Lenin’s attitude was clear from the first. Writing in 1913 on a measure put forward in the Duma by the Bolshevik group of Deputies, with the object of removing the Jewish disabilities, he said :—
“The school, the press, the Parliamentary Tribune — everything and anything is being utilized in order to sow ignorant, evil and savage hatred against the Jews. In this blackguardly business there engage not only the scum of the Black Hundreds, but also reactionary professors, scientists, journalists, deputies, etc. Millions, even milliards of rubles are spent in order to poison the mind of the people.”
Stalin’s attitude was equally unmistakable : “Communists,” he writes, “as consistent internationalists, cannot fail to be irreconcilable and sworn enemies of anti-Semitism.”
Jews are the world’s standing problem. The Soviet Union has found its best solution.
In the Soviet Union no racial or national discrimination is made against the Jews. Economic, social, and political equalities have been granted to Jews. Among the Soviets Jews are free to live where they choose, free to enter universities, free to work in factories, free to work on the land.
In the Crimea and in Southern Ukraine my travelling companions for awhile were three young and cultivated Jews from New York City. One object of their journey was to study the state of the Jews, in Odessa especially, one-third of whose population is of Jewish nationality. The gaiety of these American Jews in a land where colour bar and racial bar have gone for ever was eloquent beyond any words they spoke.
Jewish workers in factories and on the land in the Ukraine, in the Crimea, in Moscow, in Georgia, in Baku, and in Siberia have proved their fitness and capacity. It is now clear that Jews can, given time and opportunity, master industrial and agricultural tasks as readily as men and women of other nationalities.
The question of land settlements had been raised from the earliest days of the revolution. Jewish colonies had been formed in that most lovely place, the southern shore of the Crimean Peninsula, a spot famed for its health resorts; also in the Ukraine. The 2,000,000 Jews who had been drawn into agriculture had already effectually exploded the old lie that Jews were by nature unsuited to the land or the factory. They arc only as unsuited as a child might be described as unsuited to swim who had never been permitted to enter the water.

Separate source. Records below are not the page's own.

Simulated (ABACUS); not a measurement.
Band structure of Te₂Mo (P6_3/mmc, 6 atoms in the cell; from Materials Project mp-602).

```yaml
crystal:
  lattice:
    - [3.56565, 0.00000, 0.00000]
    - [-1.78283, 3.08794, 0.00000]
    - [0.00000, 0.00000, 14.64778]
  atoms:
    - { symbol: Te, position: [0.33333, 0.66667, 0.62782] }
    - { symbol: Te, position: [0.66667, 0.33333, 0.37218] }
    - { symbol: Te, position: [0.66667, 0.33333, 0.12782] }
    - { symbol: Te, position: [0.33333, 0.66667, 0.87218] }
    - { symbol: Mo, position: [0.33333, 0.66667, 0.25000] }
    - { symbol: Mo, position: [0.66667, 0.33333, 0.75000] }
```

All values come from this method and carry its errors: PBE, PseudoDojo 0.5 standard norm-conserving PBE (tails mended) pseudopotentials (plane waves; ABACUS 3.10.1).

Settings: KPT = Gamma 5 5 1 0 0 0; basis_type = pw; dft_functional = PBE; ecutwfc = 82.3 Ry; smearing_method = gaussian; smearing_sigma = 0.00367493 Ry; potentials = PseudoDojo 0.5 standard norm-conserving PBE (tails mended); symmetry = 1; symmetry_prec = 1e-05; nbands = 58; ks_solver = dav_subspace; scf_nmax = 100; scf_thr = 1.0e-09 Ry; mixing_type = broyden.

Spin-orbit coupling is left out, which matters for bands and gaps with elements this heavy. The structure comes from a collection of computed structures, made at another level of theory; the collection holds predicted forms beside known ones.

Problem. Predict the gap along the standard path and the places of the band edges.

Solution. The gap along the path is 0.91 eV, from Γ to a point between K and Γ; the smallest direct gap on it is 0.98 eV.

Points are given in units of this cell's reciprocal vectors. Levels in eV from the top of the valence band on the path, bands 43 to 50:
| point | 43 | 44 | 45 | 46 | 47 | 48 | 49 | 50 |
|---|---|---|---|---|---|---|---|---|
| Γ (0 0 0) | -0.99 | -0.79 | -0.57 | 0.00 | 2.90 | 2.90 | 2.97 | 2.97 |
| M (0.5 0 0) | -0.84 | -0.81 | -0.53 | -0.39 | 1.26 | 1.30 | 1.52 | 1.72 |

Given a fair field, the Jew can excel in most things, as other people excel. Here is an instance. In the Azov-Black Sea Territory a meeting took place between the collective farmers of the Novo-Zlatopolsk District of the Dniepropetsk Province, who were Jews, and the Cossacks of the Tsimiyansk District. After the conference came a horse display and a competition given as an entertainment by 300 Cossacks, world famed for horsemanship. Berdishev, a representative of the Jewish district, ventured to join in. Setting his horse at the hardest jumps, he took them with such consummate ease that the Cossacks, once the sworn enemies of the Jews and noted for their anti-Semitic brutality, cried out, “A real Cossack, a real Cossack”, in their spontaneous admiration.
In order to assist them to develop their own language and national culture, the Soviet Government have given to the Jews the District of Birobijan in the Far East, where the Amur River joins the Ussuri, some 250 miles from the Pacific Ocean, an area twice the size of Palestine, a land as large as Holland and Belgium put together. In Birobijan the Jews begin to build up the first and only Jewish autonomous territory in the world, with Yiddish as the official language in schools and public, life.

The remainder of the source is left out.